The most important was the event that sparked it. The concert was an artistic response to the horrifying homicidal 2017 stabbings on Portland’s Max train. One of the survivors, poet Micah Fletcher, already known around Portland State University as a superlative poet even before he became famous in a way no one wants, performed his original poetry, which also inspired all the compositions on the program, including Nicholas Yandell’s opening Crisis Actor.

Nicholas Yandell and Pyxis Quartet perform at The Old Church in 2018. Photo by Milton Bliss.
Nicholas Yandell and Pyxis Quartet perform at The Old Church in 2018. Photo by Milton Bliss.

Just before the composer intoned Fletcher’s words as part of the performance, the lighting turned blood red. That chilling extra-musical effect (made possible, not incidentally, by contributions to the Old Church that allowed a new lighting system that dramatically enhances the music performed in that essential Oregon arts venue) added a dimension to the performance by evoking the bloody attack that inspired it.

Both poetry and music were commissioned by Pyxis’s parent organization, 45th Parallel Universe. That is: they paid some of Portland’s most accomplished artists to create this artistic response to the terrifying crime against our community — a wholly admirable act of artistic and community vision. They put their money where their morals were. They saw their community attacked — and they responded in the best way artists can, with original creations that directly defied it. Many moments in that concert rose to the occasion, and as a whole, it helped me engage with the still unresolved feelings the killings provoked.
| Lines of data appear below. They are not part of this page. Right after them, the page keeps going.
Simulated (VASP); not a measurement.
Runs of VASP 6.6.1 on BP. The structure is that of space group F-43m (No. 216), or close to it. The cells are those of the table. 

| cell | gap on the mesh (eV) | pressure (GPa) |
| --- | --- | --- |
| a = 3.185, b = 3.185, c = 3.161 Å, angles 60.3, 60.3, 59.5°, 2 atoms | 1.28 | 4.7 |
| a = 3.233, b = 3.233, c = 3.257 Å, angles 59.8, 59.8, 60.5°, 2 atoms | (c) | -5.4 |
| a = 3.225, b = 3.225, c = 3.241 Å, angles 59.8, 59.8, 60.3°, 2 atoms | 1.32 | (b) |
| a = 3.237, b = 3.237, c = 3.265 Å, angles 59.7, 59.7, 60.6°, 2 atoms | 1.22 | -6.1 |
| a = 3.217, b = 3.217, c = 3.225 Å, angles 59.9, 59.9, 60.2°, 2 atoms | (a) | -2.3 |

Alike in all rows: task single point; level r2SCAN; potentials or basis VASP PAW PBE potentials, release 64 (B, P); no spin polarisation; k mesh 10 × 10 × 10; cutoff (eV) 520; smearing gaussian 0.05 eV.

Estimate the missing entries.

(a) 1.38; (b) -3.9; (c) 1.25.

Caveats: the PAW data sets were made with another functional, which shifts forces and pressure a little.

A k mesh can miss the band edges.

What made that possible was the vision of 45th Parallel founder Greg Ewer, who conceived the concert, composers Yandell, Kenji Bunch, Bonnie Miksch and Texu Kim, supporters like the invaluable and indefatigable Ronnie Lacroute, ticket buyers, and above all poet Fletcher, who insisted on being more than a victim. These committed community members deserve our deepest gratitude.

That’s not to say it was a perfect concert, whatever that is, just a deeply meaningful one. (Just. We need more of those.) ArtsWatch’s Charles Rose and new music editor Matthew Andrews will fully assess the music in another story. It won’t be easy to separate it from the occasion of its creation. I’m still processing it myself. I heard moments of fierce beauty in each of the four musical compositions, in Fletcher’s searing poetry, and especially in his unforgettable performance of it.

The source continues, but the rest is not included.